Amy (we will call her ‘Amy’, short for Bellamy) was a creature of London’s high life, high night life. And maybe more. A snide little paper called Reynolds’ Newspaper took, in the mid-1870s, to making very broad allusions to Amy’s private life, which, amazingly, no one seemed to have done before. Yes, she was seen on the arm of this gentleman or that, towering above him in her furs on many a glamorous evening – Emily Soldene pictures her thus – but there was no visible husband, no steady, no Duke, no Rothschild … well, if there were such a mention, I hadn’t found it. Until I came upon a campy piece, written near the end of her life, in the said Reynolds. The Prince of Wales needed attendants for a trip East. Mr Reynolds suggested Amy, Lardy Wilson .. ‘so appreciated by the royal family’. Not once, but several times. The Princess of Wales was visiting lordly friends in Scotland. ‘Where was Amy Sheridan?’ he questioned in print.
And Lardy Wilson. Emily Soldene and Clement Scott, in my (ex-his) annotated copy of Emily’s Recollections confirm that she was the mistress of Alfred, Duke of Edinburgh, and the mother of his child. So, to speak of Amy in the same phrase clearly suggests that she was a royal mistress, too. So maybe she was. 



She didn’t start off as anything royal at all. She was born Sarah Bellamy Huntly (no ‘e’) in London’s Westminster Road, where her father, Matthew Huntly (1796-1872), operated as a ‘van proprietor’ (later ‘coal dealer’ and 'carman’). Mama was Elizabeth née Bellamy, and she had three brothers, two sisters … They are all visible in the censi of 1841 and 1851 in Oakley Road, Lambeth, but, by 1861, mum and dad are alone in Waterloo Rd, the kids have flown the nest, and I can’t find the grown-up ‘Amy’ anywhere. Which is sad, because I’d like to know what a 6-foot (?) blonde of hour glass proportions did, for a job, before she broke into the theatre, at a decidedly leisurely rate, in her twenties.

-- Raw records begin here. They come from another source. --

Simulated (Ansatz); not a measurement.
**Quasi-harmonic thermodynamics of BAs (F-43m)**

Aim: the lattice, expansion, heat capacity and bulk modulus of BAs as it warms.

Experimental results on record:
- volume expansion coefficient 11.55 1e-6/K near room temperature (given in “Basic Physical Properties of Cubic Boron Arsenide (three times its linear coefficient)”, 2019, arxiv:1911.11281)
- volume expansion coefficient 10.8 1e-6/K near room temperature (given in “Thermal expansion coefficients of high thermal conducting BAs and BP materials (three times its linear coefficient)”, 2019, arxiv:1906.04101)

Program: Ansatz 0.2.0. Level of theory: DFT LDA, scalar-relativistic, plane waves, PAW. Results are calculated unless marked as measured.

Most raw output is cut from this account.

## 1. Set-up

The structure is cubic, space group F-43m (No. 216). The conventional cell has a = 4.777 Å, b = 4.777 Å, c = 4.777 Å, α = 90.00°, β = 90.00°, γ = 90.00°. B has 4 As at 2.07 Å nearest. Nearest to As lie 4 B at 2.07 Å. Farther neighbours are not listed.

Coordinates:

One thing she apparently did was take lessons. The actress Mrs Charles Selby had set herself up as a teacher of young ladies ambitioning the stage. Many answered the call – most famously the jolly Misses ‘Pelham’ who backed and premiered the soon-to-be-celebrated Ixion– and one of those was Sarah Huntly. I imagine it was at this stage that she became ‘Amy Sheridan’. An obituary says that she made her first stage appearance at the St James’s Theatre in an amateur production of the popular comedy A Game of Romps, but this I cannot find, and I propose the 5 August 1861 as her ‘debut’. The occasion was the Benefit of Mrs Selby at the Strand Theatre and the lady took the opportunity to give some of her gals a chance, of one sort and another, on a real stage, on the same programme as such established performers as Marie Wilton, Patty Josephs, Eleanor Bufton and Walter Tilbury. ‘Miss H Henry’ got the plum: she was allowed to play Lady Teazle in two scenes from A School for Scandal, while the Misses Amy Sheridan, Stella Vivian (oh dear, Mrs Selby, couldn’t you do better than that?) and Miss G Denford got to support Mrs S and Lavvy Lavine, in the petite comedietta Married Daughters.
Mrs Selby’s strike rate was pretty feeble. None of the others were heard of again. But Amy? Six foot, gorgeous and blonde? She had to be usable for something. Still, nobody leaped. It isn’t until 15 March 1863 that I spy Amy on stage again, and, yes, this time it’s at the St James’s Theatre. Under the management of Frank Matthews.
Amy was cast in Deaf as a Post, the successful old comedietta from the Haymarket Theatre, which was played as an afterpiece to the new, and ragingly successful, drama Lady Audley’s Secret. Sam Johnson, Gaston Murray, Charles Fenton, Ada Dyas and Patty Josephs played with the beginner, until the piece was replaced by The Two Gregories, in which she also featured. In May, when Mrs Selby felt the need of another Benefit, this time at the Princess’s, Amy was promoted to Mrs Candour in The School for Scandal. ‘She has appeared several times at the St James’s Theatre and given every satisfaction’, noted the press. In March A Game of Romps became the afterpiece, and one can assume this was the obituary’s false ‘first performance’.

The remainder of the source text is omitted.